In a separate update, MyFO drew on Deloitte research to quantify the sector’s expansion. Family offices now oversee an estimated $5.5 trillion in wealth, up 67% over the past five years, with assets projected to reach about $9 trillion by 2030. The number of single-family offices has climbed from roughly 6,130 in 2019 to more than 8,000 today and could surpass 10,000 by 2030. The family office model is broadening beyond legacy ultra-wealthy dynasties to include families with tens or hundreds of millions in assets, while these entities increasingly compete with institutional investors in private deals and alternative investments.
For MyFO, these trends point to a supportive macro backdrop. The rapid growth and rising influence of family offices suggest expanding demand for specialized technology, data-driven tools, and governance solutions that can handle complex alternative allocations and multi-generational structures. MyFO’s emphasis on curating top-tier research helps position it as a knowledgeable, institutionally oriented partner for sophisticated single- and multi-family offices, potentially supporting higher-value, recurring software relationships over time.

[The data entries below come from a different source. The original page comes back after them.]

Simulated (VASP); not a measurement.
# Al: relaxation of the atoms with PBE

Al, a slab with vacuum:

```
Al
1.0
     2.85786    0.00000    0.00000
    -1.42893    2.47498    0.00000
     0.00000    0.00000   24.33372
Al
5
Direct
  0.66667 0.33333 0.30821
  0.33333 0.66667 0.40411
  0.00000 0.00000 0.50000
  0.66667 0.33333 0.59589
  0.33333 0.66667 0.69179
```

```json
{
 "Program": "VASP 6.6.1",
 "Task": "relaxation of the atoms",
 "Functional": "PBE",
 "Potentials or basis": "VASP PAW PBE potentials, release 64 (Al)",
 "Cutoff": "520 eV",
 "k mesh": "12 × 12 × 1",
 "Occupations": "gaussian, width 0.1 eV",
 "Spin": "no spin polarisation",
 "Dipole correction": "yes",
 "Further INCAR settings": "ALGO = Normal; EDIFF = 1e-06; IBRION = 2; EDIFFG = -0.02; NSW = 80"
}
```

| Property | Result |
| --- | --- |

However, the recent updates are primarily informational and promotional. They do not disclose specific financial metrics, new client wins, or concrete product enhancements, so the direct short-term impact on MyFO’s revenue and profitability remains unclear. Overall, the week’s communications reinforce a strong long-term industry growth narrative and underscore MyFO’s intent to align its offering with the evolving needs of global family offices.